My Spade is Turned?

Wittgenstein1I received my undergraduate degree in philosophy, my main interest being the work of Ludwig Wittgenstein. At that time I was a good positivistic atheist, and theological matters not only did not interest me, but I considered them to be nonsensical. But at any rate, Wittgenstein’s notion of explanations eventually coming to an end struck me at that time as being rather profound. In metaphysics, read theology, we often want to go beyond where our language can meaningfully take us, and to do so is to reach metaphorical bedrock. At some point, we have to give up on explaining why we do what we do, and simply say, “Well, this is just what I do.” Or to put it aphoristically like Wittgenstein, “If I have exhausted the justifications, I have reached bedrock and my spade is turned. Then I am inclined to say: ‘This is simply what I do.'”

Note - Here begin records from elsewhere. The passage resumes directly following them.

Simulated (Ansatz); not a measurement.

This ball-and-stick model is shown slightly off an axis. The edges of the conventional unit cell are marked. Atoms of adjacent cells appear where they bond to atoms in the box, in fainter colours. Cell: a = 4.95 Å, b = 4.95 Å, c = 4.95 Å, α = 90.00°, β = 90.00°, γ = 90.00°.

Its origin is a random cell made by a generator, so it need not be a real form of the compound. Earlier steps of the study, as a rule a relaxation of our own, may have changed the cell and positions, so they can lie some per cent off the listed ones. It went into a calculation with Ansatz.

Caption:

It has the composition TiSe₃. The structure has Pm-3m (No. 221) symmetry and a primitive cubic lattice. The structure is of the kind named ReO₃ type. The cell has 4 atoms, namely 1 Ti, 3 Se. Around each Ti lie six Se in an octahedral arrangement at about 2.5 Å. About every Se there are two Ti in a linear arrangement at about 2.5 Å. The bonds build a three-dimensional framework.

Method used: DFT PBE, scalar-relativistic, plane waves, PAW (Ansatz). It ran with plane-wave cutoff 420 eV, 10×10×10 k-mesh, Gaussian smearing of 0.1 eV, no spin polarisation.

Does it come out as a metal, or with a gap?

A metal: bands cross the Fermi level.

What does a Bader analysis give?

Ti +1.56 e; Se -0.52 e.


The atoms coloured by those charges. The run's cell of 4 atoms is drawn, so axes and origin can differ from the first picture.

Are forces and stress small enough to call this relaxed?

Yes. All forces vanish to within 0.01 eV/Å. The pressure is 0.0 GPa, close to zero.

Since college my notions of reason and faith have matured somewhat, and I’ve come to see faith as being an enriching, grounding, and ultimately purpose giving component of life. But, while I certainly agree with the sentiment and notion behind apologetics as traditionally practiced, I feel that the enterprise is misguided. To attempt to “prove” the existence of God is not only to push our reason where it cannot go, but also to miss the entire point of faith. For me, and what I aim to discuss periodically here, apologetics should be about showing how faith can have tangible effects on one’s life for the better, and in cases where faith seems to be in conflict with reason, to find a way around such obstacles. And, all I mean by this is that to witness to someone we must show them a better way of life, a better way of living.

So that’s why the title of this blog. For now, it’s My Spade is Turned.